Atelier Escha & Logy is the first game mentioned here to feature two protagonists. You could play as either Escha Malier or Logix Ficsario (nicknamed Logy). Each has their own scenes and side of the story, but the main story is the same nevertheless. To get all the endings, you need to play the game twice. Once as Escha, and once as Logy. You may have to play the game for a 3rd time if you didn’t get all the scenes in your first gameplay. The story follows the same premise of Ayesha, and it builds on it to a degree. It was good, but not as good as the one in Ayesha.
While having two protagonists was a really good change. I personally prefer to have one protagonist as the main focus. Based on the games that came after Escha & Logy, it seems like Gust is alternating between the two styles.
The story in Escha & Logy is divided into chapters, and in each chapter, there are main tasks to be done. Once you finish the main tasks. You could move to the next chapter, or to try to do the optional tasks for rewards. Continuing with the trend we kept seeing in the last entries. The time limit is even more lax than Ayesha. You could finish all the main tasks and still have a time to loiter around. The only time I believe you would loss a deadline is for the optional tasks, and that can only happen once or twice in a gameplay if you managed your time well (not a hard thing to do at all in this game).

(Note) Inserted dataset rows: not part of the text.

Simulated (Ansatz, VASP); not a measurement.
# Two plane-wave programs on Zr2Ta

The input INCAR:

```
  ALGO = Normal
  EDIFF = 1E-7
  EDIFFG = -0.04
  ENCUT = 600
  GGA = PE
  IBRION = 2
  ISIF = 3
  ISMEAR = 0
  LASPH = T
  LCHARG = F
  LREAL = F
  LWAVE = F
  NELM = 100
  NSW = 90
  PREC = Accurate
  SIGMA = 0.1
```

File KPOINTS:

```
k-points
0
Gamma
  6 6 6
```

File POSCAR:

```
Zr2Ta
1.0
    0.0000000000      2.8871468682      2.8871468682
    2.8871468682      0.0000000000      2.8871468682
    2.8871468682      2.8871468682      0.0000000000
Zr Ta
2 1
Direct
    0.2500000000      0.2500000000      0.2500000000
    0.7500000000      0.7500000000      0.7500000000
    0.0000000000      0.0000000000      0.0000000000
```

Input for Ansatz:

The hunting & gathering spots you explore are not fancy in this game at all. It’s one of the worst games in the trilogy when it comes to that (partly due to the story, but I think it could have been better). But it still keeps the compact small areas you could explore quickly.
Atelier Escha & Logy has the best battle system in my opinion. Just like the case with Meruru. It sometimes felt like I am watching a fight in an Anime. Not just that, it was quite fun to make powerful items to defeat powerful bosses in it.
I quite loved the alchemy system in this game. It follows the way of Ayesha’s where you can control the quality, effects & traits of the final item using the ingredients. And to create the best items you could with that. You won’t have much control at the beginning of the game giving how you’re low on materials & skills, but you can do it later on.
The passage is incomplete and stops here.